Trump has spent the better part of a decade inciting anger and hate. He’s our bully in chief. He went from pushing racist birther theories about President Barack Obama to calling Mexican and other Hispanic immigrants “rapists” and “animals” and “thugs.” He referred to migration to the United States as an “infestation” and “invasion.”
At a rally in the Florida Panhandle in May, Trump asked the crowd, “How do you stop these people?” A man in the crowd answered, “Shoot them.” Trump didn’t miss a beat. “Only in the Panhandle can you get away with that statement.” The crowd cheered widely.
Kelly Weill writes From El Paso to Christchurch, a Racist Lie Is Fueling Terrorist Attacks:
In El Paso this weekend and across the globe this year, white supremacists have left manifestos referencing a racist conspiracy theory to justify slaughtering religious and ethnic minorities.
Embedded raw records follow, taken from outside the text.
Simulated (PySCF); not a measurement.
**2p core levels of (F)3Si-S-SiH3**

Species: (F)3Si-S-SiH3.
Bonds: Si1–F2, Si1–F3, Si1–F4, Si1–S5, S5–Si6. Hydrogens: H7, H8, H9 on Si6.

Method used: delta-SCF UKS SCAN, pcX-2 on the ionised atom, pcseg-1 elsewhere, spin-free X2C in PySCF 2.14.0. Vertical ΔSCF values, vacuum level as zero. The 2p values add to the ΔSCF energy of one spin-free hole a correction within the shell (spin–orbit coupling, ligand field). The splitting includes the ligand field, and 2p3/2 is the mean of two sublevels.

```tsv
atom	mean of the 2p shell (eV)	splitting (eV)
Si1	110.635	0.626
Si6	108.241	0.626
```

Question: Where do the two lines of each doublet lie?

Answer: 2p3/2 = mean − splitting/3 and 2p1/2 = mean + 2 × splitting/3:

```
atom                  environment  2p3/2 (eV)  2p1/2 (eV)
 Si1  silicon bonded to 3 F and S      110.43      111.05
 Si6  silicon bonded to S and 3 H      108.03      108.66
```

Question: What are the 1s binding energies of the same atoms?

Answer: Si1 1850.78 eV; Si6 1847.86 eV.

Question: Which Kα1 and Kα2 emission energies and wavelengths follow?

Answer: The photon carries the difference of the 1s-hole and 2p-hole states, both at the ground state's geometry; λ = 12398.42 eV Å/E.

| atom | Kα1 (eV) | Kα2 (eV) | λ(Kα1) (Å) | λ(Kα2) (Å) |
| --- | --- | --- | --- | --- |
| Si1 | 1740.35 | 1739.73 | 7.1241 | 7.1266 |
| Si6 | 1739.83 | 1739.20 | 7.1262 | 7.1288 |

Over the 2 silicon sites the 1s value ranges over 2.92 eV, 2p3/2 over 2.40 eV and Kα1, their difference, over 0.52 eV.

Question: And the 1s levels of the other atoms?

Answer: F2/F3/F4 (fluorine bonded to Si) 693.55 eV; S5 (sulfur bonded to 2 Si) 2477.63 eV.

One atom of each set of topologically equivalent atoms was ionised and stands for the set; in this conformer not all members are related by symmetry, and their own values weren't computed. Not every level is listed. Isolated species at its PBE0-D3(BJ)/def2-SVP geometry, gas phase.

Alleged killers in Christchurch, New Zealand; Poway, California; and El Paso, Texas believed a theory that claims white people are being “replaced” by people of color through mass immigration. Conspiracy theorists often falsely claim this is a deliberate effort by any number of groups demonized on the far right: liberals, Democrats, Jews, Muslims. It’s the theory peddled by white-supremacist groups seeking recruits and the torch-bearing marchers in Charlottesville two years ago.
In name alone, the conspiracy theory began in 2011, with the book The Great Replacement by French author Renaud Camus. The anti-Muslim, anti-immigrant text likened the growth of non-white populations to the genocide of white people in European countries. This supposed genocide is nonexistent.